In January, Sagan came to Rio to do reconnaissance on the grueling, hilly road course and decided that it didn’t really suit his style of racing. So, he decided to take on mountain biking, something that he had had in his mind for years.
"I raced the road race in London and I already wanted to race mountain bike there but it was not possible," he said. "For sure, it's a big dream for me."
For cycling insiders, this discipline switch is right up Sagan’s alley. John Bradley, editor-in-chief of the cycling publication Velonews, explains, “this is completely on-brand for Sagan. You get the sense that during every road race he’s fighting the urge to just turn down some trail on the side of the road.”
The road less traveled is fairly common for the Slovakian. Instead of training for the Olympics in Europe with the other Olympic-bound racers, he went to Park City, Utah, where he raced against the local riders.
According to Jason Gay of the Wall Street Journal, “Sagan is the antithesis of a tightly-wound, hyper-regimented, goal-fixated cyclist.” Gay refers to Sagan like a California surfer just trying to find the perfect wave.
“Tightly-wound” is not a word many would use to describe Sagan after they saw him and his wife reenact the penultimate number in "Grease" on YouTube.
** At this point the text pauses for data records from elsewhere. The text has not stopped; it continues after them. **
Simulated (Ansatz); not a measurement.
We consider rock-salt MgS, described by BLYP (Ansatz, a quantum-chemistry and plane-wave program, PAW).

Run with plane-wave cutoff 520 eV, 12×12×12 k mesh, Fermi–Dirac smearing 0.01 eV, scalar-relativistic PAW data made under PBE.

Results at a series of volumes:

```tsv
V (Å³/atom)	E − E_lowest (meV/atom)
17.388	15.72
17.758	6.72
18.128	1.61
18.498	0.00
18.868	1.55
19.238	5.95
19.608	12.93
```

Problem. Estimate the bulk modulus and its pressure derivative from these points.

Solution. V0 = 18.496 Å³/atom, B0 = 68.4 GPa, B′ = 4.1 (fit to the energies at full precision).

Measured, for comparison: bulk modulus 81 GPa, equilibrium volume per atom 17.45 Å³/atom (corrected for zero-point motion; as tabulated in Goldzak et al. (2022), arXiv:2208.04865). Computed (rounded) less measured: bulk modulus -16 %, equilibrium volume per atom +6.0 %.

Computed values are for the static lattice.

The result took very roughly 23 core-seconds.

Can Sagan he actually win?
Odds makers have Sagan with 15/2 odds to win behind only mountain biking legends Nino Schurter and Julien Absalon. His chances for a medal seem pretty good. And according to Gay, "it would be a sport-rattling upset if he wound up on the medal podium.”
Sagan himself is unsure where he'll finish, but for certain, people will be keeping an eye on him.
"I did my best in training. I will do my best Sunday. No one knows what the hell to expect. Maybe it's more fun that way."